[lbo-talk] Americans & evolution

Wojtek Sokolowski sokol at jhu.edu
Wed Jun 13 09:29:11 PDT 2007


Andie:

This is actually the _theory_ of the jury trial, developed by individualistic Anglo-Saxons and some-generations removed Norman French. The j-t is, first of all, an English institution, a creature of the common law, not a continental one.

Your notion that Europeans are a superior form of being is charming chauvinistic. I notice that creationism, anti-abortion attitudes, vicious xenophobia, and extreme right wing politics are running rabid in Poland, a country my ancestors had the foresight to leave two generations before the Poles helped the Nazis murder 95% of Polish Jewry, and where anti-Semitism continues to rage.

[WS:] I assume that the above was meant to be posted to the list.
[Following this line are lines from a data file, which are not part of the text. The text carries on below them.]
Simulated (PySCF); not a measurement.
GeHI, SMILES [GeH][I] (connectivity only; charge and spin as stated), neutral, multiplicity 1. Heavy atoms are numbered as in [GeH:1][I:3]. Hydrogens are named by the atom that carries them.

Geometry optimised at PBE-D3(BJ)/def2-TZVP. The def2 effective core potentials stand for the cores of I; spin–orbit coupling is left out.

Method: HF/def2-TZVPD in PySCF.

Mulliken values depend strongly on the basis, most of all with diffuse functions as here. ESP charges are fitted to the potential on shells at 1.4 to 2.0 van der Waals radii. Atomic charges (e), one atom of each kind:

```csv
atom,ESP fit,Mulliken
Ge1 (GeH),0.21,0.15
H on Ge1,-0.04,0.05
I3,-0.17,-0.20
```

I did not claim that jury trial was invented by continental thinking. I merely produced an argument in defence of jt that does not rely on the notion of individual common sense or vested interests (as James H argued) but on the notion of the collective or perhaps interaction among individuals (dialectic.) That notion goes well back to the medieval scholasticism, which insisted that every argument is constructed in the form of a dispute between contradicting positions, and the antiquity (Socrates.)

As to your comment re chauvinism -what does it have to do with the price of tea in China? Mob psychology is the same everywhere and produces similar outcomes everywhere - pogroms in Eastern Europe, lynchings in the US, massacres in Europe, Africa, Asia etc. But AFAIK we have not been talking here about mobs and their behavior but about different ways of separating facts from fiction - of which jury trial is an example.